Trying to remove the cloak of secrecy that has surrounded serious juvenile crimes, the Senate voted overwhelmingly on Monday to create a list of juvenile sex offenders and make it available to the public.
“Our whole intention is to protect kids in the school, protect kids in the home, protect your kids,” Senate Judiciary Committee Chairman Denton Darrington said.
The legislation, which now goes to the House for final action, is similar to the expanded adult sexual offender measure that the Senate forwarded to the House last week.
The measure approved Monday requires juveniles over age 13, after being released from custody, to register annually with law enforcement officials if they have been convicted as juveniles of sexual crimes that would be felonies if they had been committed by adults.
The names automatically would be removed from the register at age 21 unless a prosecutor convinces a judge that continued registration would be in the public interest.
A year ago, lawmakers voted to make previously secret Juvenile Court records and proceedings open to the public when the crimes would be felonies if they had been committed by adults.
On Monday, Darrington, R-Declo, justified the sex offender registry with statistics from the latest attorney general’s report on sex crimes. They showed another dramatic increase in juvenile offenders: to 127 cases involving 163 victims.

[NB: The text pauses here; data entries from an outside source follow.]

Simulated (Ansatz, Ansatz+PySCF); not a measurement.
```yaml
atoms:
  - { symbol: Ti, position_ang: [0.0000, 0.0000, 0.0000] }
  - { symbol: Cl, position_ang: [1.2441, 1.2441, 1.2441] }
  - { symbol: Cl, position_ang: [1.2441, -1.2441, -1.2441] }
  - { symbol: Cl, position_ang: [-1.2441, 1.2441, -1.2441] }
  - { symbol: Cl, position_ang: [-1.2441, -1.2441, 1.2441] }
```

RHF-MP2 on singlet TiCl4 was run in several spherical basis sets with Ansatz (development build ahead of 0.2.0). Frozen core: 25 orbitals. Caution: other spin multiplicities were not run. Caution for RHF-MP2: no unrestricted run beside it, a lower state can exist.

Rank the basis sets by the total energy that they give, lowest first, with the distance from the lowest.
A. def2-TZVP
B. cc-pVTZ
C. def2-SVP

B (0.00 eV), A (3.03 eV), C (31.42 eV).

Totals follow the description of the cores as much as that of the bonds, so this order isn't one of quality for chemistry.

“We’re finding the offenses are more serious and are being committed at a little younger age and the numbers are up,” Darrington said.
But as he did in opposing the adult sex offender registry, Sen. Cecil Ingram, R-Boise, objected to open access to the registration list, citing one case in which a juvenile’s sex offense became known and he killed himself. “Some of these bills are well-meaning, but they also have unintended consequences,” Ingram said.